I was born in Livingston County, Missouri, July 5, 1868. I came in
a covered wagon tot he Indian Territory in 1885 and settled at Red Oak in the Choctaw
Nation, east of McAlester.
Brother had a store there and I went in business with him. We had a trading
post licensed by the Choctaw Government in Tuskahoma. Brother had married an Indian
woman so he did not have to pay the royalty but I was a white man and single so I had to
pay. The tax was one dollar and a half per year for each one hundred dollars worth
of merchandise I bought each year.
We had Indians for customers and I learned to speak their language. They often
laughed at my accent and pronunciation. They bought many vests. They thought
they were not well dressed unless they had on a bright colored, beaded vest. The
Indian women carried their money tied in handkerchiefs. They bought and paid for one
article at a time. They always spread their handkerchiefs full of money on the
counter and asked me to take out the amount owed for their purchase. They were very
honest and truthful and expected the same of anybody with whom they dealt.
When they came to the store in wagons the women always sat on the bottom of the wagon
while the men sat on the seats or boards and drove the team.
We had our goods freighted from Fort Smith, for which we paid fifty cents per hundred.
It took four days to make the trip.
I attended several Indian whippings. The Indian to be whipped had to remove his
shirt and stand with his arms around the whipping post with his back toward the person who
was to do the whipping. He began whipping at the waist and each lash was put a
little higher until the neck of the victim was reached. Then if there had not been
enough lashes given he started down the back striking between the ridges of the first
lashes. I saw one Indian receive one hundred lashes and never stop chewing his
tobacco. They were very stoical and could take a lot of punishment.
One day I took my wife and two small girls to an Indian Court in Red Oak.
The girls saw something which amused them and they began to laugh. The judge said,
"Girls, hush!" The girls never forgot this incident.
The elections were very exciting in those days. Sometimes they would almost be
wars. An Indian was running for sheriff of Sugar Loaf County. They had no way
of getting printing done, so this Indian wrote the following on a piece of paper and
carried it around, showing it to people and asked that they support him. This was
written in English. "And I have to run Sugar Loaf County Sheriff. If my
vote is filled. I work by the office." His name was signed.
Everybody laughed about his having to run Sheriff. He was not elected.

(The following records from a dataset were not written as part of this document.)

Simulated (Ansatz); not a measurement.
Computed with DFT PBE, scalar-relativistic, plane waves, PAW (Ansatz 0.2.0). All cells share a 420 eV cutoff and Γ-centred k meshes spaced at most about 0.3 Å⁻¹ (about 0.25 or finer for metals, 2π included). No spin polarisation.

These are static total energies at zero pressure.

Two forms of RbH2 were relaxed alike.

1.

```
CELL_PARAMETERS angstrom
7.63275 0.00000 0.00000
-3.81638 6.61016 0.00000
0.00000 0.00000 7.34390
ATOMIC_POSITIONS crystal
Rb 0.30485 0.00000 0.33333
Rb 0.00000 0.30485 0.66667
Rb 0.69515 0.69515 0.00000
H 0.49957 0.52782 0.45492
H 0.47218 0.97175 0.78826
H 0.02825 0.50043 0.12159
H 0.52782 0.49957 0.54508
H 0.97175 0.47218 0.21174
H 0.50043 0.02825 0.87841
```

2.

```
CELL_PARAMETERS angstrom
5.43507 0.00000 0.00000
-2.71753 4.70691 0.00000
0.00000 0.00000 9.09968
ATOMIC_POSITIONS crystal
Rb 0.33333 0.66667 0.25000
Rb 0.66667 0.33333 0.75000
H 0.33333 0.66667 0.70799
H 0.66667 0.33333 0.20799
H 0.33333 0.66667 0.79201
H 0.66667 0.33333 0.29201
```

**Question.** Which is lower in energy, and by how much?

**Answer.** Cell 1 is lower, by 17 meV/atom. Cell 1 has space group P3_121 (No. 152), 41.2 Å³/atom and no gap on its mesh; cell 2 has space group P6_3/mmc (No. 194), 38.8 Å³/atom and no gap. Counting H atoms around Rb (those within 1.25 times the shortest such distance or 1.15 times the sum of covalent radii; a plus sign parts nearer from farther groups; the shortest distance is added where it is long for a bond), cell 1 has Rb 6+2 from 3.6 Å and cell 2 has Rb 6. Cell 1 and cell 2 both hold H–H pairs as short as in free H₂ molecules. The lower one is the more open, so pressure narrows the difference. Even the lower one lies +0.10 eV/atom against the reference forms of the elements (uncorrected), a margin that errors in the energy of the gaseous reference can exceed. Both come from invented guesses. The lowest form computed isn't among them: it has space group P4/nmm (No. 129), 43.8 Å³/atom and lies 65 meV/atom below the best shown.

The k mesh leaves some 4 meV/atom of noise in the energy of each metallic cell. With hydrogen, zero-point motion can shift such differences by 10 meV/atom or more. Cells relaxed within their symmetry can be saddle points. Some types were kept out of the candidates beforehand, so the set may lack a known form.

One day while I was in the store a man came along and offered to sell me two bears.
I expected them to be as large as dogs and I offered him ten dollars for them.
When he delivered them he brought them in saddle pockets. They were only
fifteen days old and did not have their eyes open. I took them and fed them on a
bottle. After twenty-five days they opened their eyes. One of them died, but I
raised the other one to maturity. I kept him tied to a coal shed.
We burned coal there instead of wood. All we had to do was to walk over to the
side of a hill and pick up the coal. There was a well there where people came for
water not far from the shed. So many people teased this bear to get him to run at
them that he became very dangerous and so I had him killed.
There were many deer near Red Oak. I can remember when deer hams sold for
twenty-five cents each.
I knew an Indian named Lewis who killed two rattlesnakes, mounted them and laid them
across his door way to keep the chickens our of his house. Rattlesnakes were
I was foreman under United States Marshal John Solman for a time.
I moved to Wynnewood in 1901 and have lived here since.